The most critical parameter is the loop characteristic time constant $\tau$, which, in combination with $\zeta$, defines the integration period over which the GNSS time signal is averaged (see, e.g., the step response of a harmonic oscillator, which decays exponentially with a time constant $\tau_{\rm step}=\tau/2\pi\zeta$). During this period, the OCXO depends on its own stability, therefore it must be chosen accordingly.
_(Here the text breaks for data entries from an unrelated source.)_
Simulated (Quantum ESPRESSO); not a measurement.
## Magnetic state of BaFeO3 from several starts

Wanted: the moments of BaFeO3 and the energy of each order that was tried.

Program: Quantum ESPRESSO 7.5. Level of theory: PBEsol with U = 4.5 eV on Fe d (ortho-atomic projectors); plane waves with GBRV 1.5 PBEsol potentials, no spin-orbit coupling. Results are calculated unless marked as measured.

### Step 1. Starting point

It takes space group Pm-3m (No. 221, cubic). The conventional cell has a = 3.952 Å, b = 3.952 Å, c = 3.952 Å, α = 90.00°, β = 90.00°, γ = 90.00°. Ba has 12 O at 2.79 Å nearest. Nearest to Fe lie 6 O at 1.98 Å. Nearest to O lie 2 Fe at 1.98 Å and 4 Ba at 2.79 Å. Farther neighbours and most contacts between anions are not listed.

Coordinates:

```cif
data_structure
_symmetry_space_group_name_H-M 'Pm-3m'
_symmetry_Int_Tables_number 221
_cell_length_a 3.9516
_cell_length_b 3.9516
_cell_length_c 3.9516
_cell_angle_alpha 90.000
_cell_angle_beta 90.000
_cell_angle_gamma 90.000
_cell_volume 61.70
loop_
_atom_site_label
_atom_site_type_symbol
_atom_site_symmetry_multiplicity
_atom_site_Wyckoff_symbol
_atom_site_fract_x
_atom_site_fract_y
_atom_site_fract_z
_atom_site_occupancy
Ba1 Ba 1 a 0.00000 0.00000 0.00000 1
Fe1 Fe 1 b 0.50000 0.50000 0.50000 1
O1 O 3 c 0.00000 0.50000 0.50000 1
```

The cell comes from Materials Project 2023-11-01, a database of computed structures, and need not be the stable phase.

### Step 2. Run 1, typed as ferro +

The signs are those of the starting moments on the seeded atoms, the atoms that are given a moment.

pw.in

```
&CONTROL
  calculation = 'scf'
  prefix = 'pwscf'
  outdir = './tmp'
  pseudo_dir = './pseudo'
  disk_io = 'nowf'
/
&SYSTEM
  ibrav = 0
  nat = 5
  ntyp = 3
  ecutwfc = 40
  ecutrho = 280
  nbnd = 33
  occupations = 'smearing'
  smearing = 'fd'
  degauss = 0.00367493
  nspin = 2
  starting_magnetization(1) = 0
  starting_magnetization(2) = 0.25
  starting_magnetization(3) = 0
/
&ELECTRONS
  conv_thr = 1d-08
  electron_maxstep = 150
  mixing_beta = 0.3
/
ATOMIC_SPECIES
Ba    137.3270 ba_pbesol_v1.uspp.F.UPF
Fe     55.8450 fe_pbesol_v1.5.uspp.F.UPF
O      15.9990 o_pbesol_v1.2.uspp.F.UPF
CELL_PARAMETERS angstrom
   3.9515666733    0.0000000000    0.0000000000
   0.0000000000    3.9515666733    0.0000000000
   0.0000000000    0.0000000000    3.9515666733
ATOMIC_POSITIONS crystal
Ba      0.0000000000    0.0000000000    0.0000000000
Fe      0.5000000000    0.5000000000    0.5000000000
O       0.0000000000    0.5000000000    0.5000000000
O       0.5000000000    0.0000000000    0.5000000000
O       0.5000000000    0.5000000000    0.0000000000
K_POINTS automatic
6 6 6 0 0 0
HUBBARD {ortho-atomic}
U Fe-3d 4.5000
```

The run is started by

First, after a valid GNSS fix is obtained, $\tau$ is set to 60 s, and only the measured frequency difference $\Delta f$ is used to steer the OCXO. Once FLL lock is achieved (i.e., if the frequency difference is below a threshold of 0.1 Hz sufficiently long), an average of $\Delta f$ and $\Delta\varphi$ is used as loop error signal, and FPGA U7 instantaneously synchronizes the local OCXO PPS signal to that of the GNSS. As already mentioned, once PLL lock is achieved (threshold: 10-5 rad phase difference between the PPS signals), the loop runs as a pure PLL. The first 15 min after PLL lock was achieved, $\tau$ is set to 120 s to accommodate an initial large drift of the OCXO. After that period, the configured maximum time constant set by the osc:tco command is used. Only when the phase error rises above a threshold, a smaller $\tau$ is used to quickly steer the OCXO back to its desired frequency and phase.

Firmware functions

As explained above, the GNSSDO is a USB device of class CDC, and establishes a virtual COM port on the host PC. This pdf document briefly describes the protocol for controlling the GNSSDO though this COM port and the parameters that can be set (some need to be changed from their default values and saved to non-volatile memory, depending on the OCXO that is fitted).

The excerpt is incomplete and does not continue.